In addition there were stories reminding us that we need to “celebrate,” literally, all the neurologically impaired students flooding our schools.
Maldon, England’s Standard ran the story, Plume Academy celebrates 'superpowers' for ADHD Awareness Month.
A SCHOOL launched a project celebrating the “superpowers” of its neurodiverse students and those with disabilities. This year Maldon’s Plume Academy staff and students launched an exciting project in support of ADHD Awareness Month….
Hannah Wells, Plume's Deputy SENCO, said: "ADHD Awareness Month seeks to highlight the positives of neurodiversity - meaning that all of our brains function slightly differently, and this is what makes us brilliant and unique.
Those ‘superpowers’ include AUTISM.
"Neurodiversity encompasses lots of conditions, such as ADHD, OCD, Dyslexia, Dysgraphia, Autism and more….”
It is the ultimate absurdity to “celebrate” the conditions disabling a generation of children in the modern world, yet we’re routinely told we should.
On the English-speaking island of Malta in the Mediterranean, there was more positive news about neurodiversity.
We have been celebrating neurodiversity in all its shapes and sizes. Activities are taking place across our school to raise awareness about the strengths and challenges of neurodiverse individuals. …
Neurodiversity is the new normal, we ban the average and celebrate wondrous variety, in an inclusive school where everyone can fit in.
Instead of addressing what’s happening to millions of children around the world, we’re surrendering to it. We pretend nothing is wrong, or we actually embrace the nightmare and declare it’s something to be happy about.
Of course that’s nonsense. All these sick and disabled kids mean schools have to come up with costly support for them.
In the real world, especially in the U.K., there is another side to this. The financial impact of all the “neurodiversity” has resulted in mounting debt.
Devon is a county in southwest England where additional funding from the U.K. government simply isn’t enough to cover the COST of disabled students.
EXTRA money for schools in Chancellor of the Exchequer Rishi Sunak’s budget on Wednesday last week has been welcomed by Devon County Council — albeit with the caveat that the extra funds are not enough to bring the county’s schools up to the same level as those elsewhere in the country….

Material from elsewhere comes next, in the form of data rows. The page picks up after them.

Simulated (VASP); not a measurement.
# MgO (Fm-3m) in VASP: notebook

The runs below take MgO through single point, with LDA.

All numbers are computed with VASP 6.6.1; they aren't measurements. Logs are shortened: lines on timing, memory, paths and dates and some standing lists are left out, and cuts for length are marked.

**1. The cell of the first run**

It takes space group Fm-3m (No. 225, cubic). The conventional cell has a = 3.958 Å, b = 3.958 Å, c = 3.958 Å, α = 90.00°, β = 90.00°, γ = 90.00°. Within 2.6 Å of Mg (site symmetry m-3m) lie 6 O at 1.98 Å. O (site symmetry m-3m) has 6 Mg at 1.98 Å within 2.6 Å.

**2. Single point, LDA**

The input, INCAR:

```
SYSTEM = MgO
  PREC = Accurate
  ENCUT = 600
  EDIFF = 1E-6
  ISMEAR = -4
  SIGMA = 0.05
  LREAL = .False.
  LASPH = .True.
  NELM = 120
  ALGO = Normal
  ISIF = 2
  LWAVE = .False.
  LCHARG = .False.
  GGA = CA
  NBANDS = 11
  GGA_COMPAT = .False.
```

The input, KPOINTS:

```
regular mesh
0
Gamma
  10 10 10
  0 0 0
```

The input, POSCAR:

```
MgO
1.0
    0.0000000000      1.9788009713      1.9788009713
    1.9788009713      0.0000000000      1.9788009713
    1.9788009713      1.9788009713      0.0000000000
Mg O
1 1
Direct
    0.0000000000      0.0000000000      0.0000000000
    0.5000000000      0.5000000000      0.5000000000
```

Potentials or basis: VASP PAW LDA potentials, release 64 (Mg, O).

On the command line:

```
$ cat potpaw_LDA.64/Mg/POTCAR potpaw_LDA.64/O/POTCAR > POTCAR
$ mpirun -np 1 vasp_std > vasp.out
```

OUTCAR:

The extra money for special needs education with more places for our most vulnerable children is also welcome but it doesn’t appear to address the continuing disparity in the funding we get and the increasing needs we have to satisfy. …
There was another story out of Devon about special education overspends that revealed really scary cost figures.
A further £36 million [$48M] expected to be added to the debt Leading Devon councillors are urging the government to clarify funding for special education after the county’s overspend on the service was projected to rise to £85 million [$114M].
They’ve come up with a debt “ARRANGEMENT” regarding SPED costs.
Councils have been told to put overspends for supporting children with special educational needs and disabilities (SEND) into separate accounts for three years until April 2023. It means the shortfall doesn’t currently count towards Devon’s main revenue figures.
The county council entered this financial year with a total overspend of £49 million [$66M] in its ring-fenced SEND account. It expects to add a further £36 million [$48M] to the debt in 2021/22, according to the latest budget report. But it is still not known what will happen to the debt when the arrangement ends.
Moving the debt down the road three years doesn’t take into account the fact that there are going to be MORE SPECIAL NEEDS KIDS. There always are. It’s now a given.
This is what they’re seeing:.
…this year’s projected overspend on SEND of £36 million [$48M]had increased by almost £3 million [$4m] from the last update in September, due mainly to increasing demand in new requests for education and health care plans (EHCPs)….…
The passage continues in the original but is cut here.